The Chernobyl power station disaster in Russia made the headlines in the US. Later we learned that the Idaho National Engineering Laboratory worked hard running simulations and providing possible solutions for the their colleagues in Russia.

The reason I’ve been thinking about 1986 is that I caught a news item in the Daily Mail about 1986 calendars selling like hotcakes on the Internet. If you happen to have saved a calendar from that year, this might the the right time to get it out and list it on e-bay. The reason those calendars are hot this year is that the days of the week line up perfectly with 2014. New Year’s Day 1986 was a Wednesday and Christmas landed on a Thursday. According to the story in the Mail, a 1986 Baywatch calendar went for $50. The Hulk Hogan calendar only brought $22, however, so you might not want to base your entire financial future on selling old calendars if all you have is a Teddy Bear Collection calendar. On the other hand, I’d hold out for at least $100 if I had kept the Pirelli tire wall calendar from our shop. The company’s 2014 calendar is a blast from the past and features the same black and white photographs that they printed in 1986. The John Deere calendar for 1986 sported a really small Deere logo and 12 gorgeous landscape pictures with the words, “The Beautiful Land Around Us.” The 1980’s weren’t good years for farmers or farm machinery dealers. Deere and Cat were the only major manufacturers of farm equipment that didn’t suffer at least partial bankruptcy in that decade.

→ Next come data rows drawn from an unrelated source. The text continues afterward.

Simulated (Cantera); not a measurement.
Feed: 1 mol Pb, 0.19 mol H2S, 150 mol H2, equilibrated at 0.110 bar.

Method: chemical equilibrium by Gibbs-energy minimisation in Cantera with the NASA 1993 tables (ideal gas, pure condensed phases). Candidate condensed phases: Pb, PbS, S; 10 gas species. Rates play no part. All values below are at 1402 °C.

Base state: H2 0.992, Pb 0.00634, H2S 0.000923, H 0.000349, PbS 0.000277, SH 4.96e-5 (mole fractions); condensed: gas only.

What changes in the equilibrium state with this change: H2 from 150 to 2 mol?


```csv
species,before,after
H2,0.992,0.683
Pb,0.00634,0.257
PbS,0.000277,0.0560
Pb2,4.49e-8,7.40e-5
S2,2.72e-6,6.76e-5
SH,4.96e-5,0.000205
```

Alas, I don’t have any of those calendars from 1986. And I don’t think that anyone is going to get rich selling 1986 calendars this year. After all calendars from 1997 and 2003 will also work this year. They all will work in 2025, too, if you want to plan ahead.

Having said that, the calendars just won’t work for me. Even though the days of the week line up correctly, the formal by which Easter is determined isn’t as simple. In 1986, Easter was March 30, but this year we’ll be observing it on April 20. The 1997 calendar won’t work for Easter, either, but you could have used the 1986 calendar that year. If you want Easter to line up on your calendar and want to re-use an old calendar, go for 2003 in 2014. Easter was April 20 in 2003 and will be April 20 this year.

If it all sounds confusing, it is probably because it is. In the church we have a tradition that dates at least back to the 2nd Century about what day to celebrate Easter. Since the Bible is clear in stating that Jesus death occurred sometime around the Passover, which is celebrated on the first full moon following the vernal equinox, some Christians began celebrating Easter on Passover. Others felt that it was important to celebrate the resurrection on a Sunday so they celebrated on the first Sunday after the first full moon after the vernal equinox. Well, that is except for the Quartodecimans, who celebrated Easter on the day of the full moon, 14 days into the month. So we hardly had agreement about the date of the celebration in the early church.

Then came Pope Gregory, who decided that the calendar was getting messed up. The failure to include leap years and so the calendar wouldn’t keep aligned with the seasons. Gregory instituted a new calendar to replace the old Julian calendar. In the Great Schism, the eastern churches stayed with the Julian calendar and the western churches went with the Gregorian. We’ve been celebrating Easter on different days ever since. These days folks from the Eastern Orthodox church transfer the dates from the Julian calendar to the Gregorian calendar so that the rest of the calendar lines up, with only Ash Wednesday, Lent and Easter being aligned differently.

To avoid confusion, I’m just using a 2014 calendar this year.